It’s tax season again, and for couples who got divorced in 2019, big changes are in store. Taxes are a major factor in financial planning. They can impact how divorce and custody agreements are structured. The new rules drastically change the tax landscape.
Here’s how those changes affect major financial issues in divorce and custody.
For judgments or agreements finalized in 2019 onward, new rules came into play on the federal level (individual states may vary) for alimony payments (known as maintenance in New York). The payments were deductible for the spouse paying and considered income for the spouse receiving. As a result of the Tax Cuts and Jobs Act of 2017 (see 2017 tax overhaul), the taxable impact was lost on the federal level and is no longer a deduction for the payor. However, individual states may still retain their individual tax treatment of alimony/maintenance.
Individual retirement accounts (IRAs)
The new tax laws may also have an effect on IRA (Individual Retirement Account) withdrawals that are used for alimony payments and individuals should consult with their tax professional about their specific situation.
Another change under the new tax laws is that legal fees and other divorce advice – which can be substantial – are no longer deductible with the exception of tax advice.
The 2017 tax changes eliminated dependency exemptions on the federal level. They no longer exist, regardless of when a divorce or custody arrangement was finalized.

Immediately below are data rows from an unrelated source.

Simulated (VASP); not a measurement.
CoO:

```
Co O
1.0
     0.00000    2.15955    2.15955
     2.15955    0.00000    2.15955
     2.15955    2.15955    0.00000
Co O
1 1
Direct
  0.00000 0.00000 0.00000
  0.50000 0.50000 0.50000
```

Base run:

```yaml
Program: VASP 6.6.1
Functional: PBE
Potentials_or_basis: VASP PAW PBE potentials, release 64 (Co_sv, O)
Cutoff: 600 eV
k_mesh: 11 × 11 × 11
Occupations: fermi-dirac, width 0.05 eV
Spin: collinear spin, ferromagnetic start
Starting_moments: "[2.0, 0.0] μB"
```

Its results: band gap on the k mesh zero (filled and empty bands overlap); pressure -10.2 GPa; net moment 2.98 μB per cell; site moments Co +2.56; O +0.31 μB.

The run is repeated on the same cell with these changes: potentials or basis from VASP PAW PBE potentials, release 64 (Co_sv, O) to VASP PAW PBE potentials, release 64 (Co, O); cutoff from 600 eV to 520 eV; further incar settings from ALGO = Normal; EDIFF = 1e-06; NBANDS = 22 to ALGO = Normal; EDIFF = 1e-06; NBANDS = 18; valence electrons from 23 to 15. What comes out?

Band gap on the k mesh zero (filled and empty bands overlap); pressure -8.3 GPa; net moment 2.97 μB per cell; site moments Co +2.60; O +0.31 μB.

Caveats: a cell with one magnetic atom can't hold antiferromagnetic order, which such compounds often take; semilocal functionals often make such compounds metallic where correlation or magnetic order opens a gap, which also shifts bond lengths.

However, individual states may still retain their individual tax treatment of child tax credits, and they may still be available on the state-level. Divorce and custody agreements should address who can claim those credits.
Navigating the new rules
Individualized guidance on these issues is critical now more than ever. Couples should not wait until April to seek help from a tax professional. And if you’re currently facing divorce or custody, make sure you find an attorney who is well-versed in the new tax rules to help you reach your happily-ever-after.